Watch Russia Test A New Weapon That Can Kill Missiles

https://www.reutersconnect.com/all?id=tag%3Areuters.com%2C2019%3Anewsml_RC19ACA4F890&share=true

Watch Russia Test A New Weapon That Can Kill Missiles

We've got the video. 

Key Point: Missile defense might harm the nuclear deterrent. 

Russia has tested a new anti-missile interceptor.

Though Russian media hailed the test as an impressive demonstration of Russian military power, it’s not exactly clear why this is so.

Russian television showed a one-minute video of a rocket launch, said to be from the Sary-Shagan test site in Kazakhstan. The video shows a canister—presumably with the missile inside—being transported on a flatbed truck, and then lowered into a pit. The launch, shot from multiple camera angles, shows a rocket rising from a silo so fast that the only thing that can be seen is a streak of flame and a rust-colored cloud of smoke.

Russia’s Ministry of Defense issued a brief announcement. “The air and missile defense forces of the Aerospace Forces successfully conducted a new test launch of a modernized missile of the Russian ABM [anti-ballistic missile] system.”

“After a series of tests, the new ABM system has proved its characteristics and successfully completed the task, engaging the target with a given accuracy,” said Colonel Sergei Grabchuk, commander of the missile unit.

The missile was not identified, with the Ministry of Defense only saying that “the anti-ballistic missile system is in service with the Russian Aerospace Forces. It is designed to protect Moscow from air and space attacks.”

Most likely, it was the PRS-1M. A laudatory 2018 article in Russian news site Gazeta.ru describes it as being part of the A-135 short-range missile defense system. The article refers to the 2017 test of a new missile—an upgrade of the older T6 interceptor—with a detachable rocket-steered warhead.

“In the past, the T6 flew several times faster than a bullet and gained a speed of more than 3 kilometers (1.86 miles) per second in a matter of seconds, being the fastest missile in the world. In the modernized version, its speed was close to four kilometers (2.5 miles) per second.” Gazeta also suggested the PRS-1M could withstand 300 G of force at launch, compared to 200 G for the previous anti-missile interceptor and just 9 G for the old SA-2 anti-aircraft missile.
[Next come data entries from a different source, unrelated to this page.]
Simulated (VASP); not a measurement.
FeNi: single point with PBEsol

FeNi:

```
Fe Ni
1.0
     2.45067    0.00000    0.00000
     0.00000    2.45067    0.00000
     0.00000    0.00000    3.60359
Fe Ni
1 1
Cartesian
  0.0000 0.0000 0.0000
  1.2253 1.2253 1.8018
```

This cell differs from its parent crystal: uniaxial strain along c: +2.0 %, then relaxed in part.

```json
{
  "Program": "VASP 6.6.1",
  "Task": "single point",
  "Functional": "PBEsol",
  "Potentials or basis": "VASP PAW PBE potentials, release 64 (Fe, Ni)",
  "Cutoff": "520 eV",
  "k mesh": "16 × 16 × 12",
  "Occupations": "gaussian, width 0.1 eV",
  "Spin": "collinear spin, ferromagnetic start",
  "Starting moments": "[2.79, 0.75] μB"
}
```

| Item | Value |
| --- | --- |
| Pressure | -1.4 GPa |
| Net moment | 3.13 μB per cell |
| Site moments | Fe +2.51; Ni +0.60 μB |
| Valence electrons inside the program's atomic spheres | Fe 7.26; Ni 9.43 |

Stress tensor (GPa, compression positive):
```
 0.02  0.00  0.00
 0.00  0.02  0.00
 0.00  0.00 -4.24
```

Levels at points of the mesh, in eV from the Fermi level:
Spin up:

“In the new product, the height and range of the kill zone increased almost one and a half times,” Gazeta.ru said. “Now the interception of the warheads of the enemy’s intercontinental ballistic missiles is confidently carried out at a height of much more than 50 kilometers (31 miles).”

TV channel Russia 24 proclaimed that “according to military experts, no other country has a similar weapon.”

But that’s not exactly true. During the 1960s, the United States developed the Sprint, a slim, conical missile interceptor that accelerated to Mach 10 and 100 G in five seconds. Popped out of the silo by compressed air, the Sprint would destroy incoming ICBM warheads inside the atmosphere by detonating its own neutron-bomb warhead between 5,000 and 100,000 feet (which also meant a “friendly” nuclear blast over American territory).

Sprint was the low-altitude half of the Safeguard ABM system, which also included longer-range Spartan interceptors to destroy ICBMs in outer space during the exo-atmospheric phase of their trajectory. Safeguard was only deployed on a small scale in the mid-1970s, to protect U.S. ICBM sites. The program was canceled upon the realization that it was much cheaper for an attacker to overwhelm an ABM system with huge numbers of ICBMs and warheads than it was for the defender to build more interceptors.

It’s an issue that still haunts the current U.S. Ballistic Missile Defense System, which is aimed at stopping a handful of primitive North Korean ICBMs, but wouldn’t have a chance against a massed salvo of hundreds of Russian ICBMs. While impressive to watch, Russia’s PRS-1M would still face the same problem of hitting a massive barrage of American warheads descending through the atmosphere at Mach 20.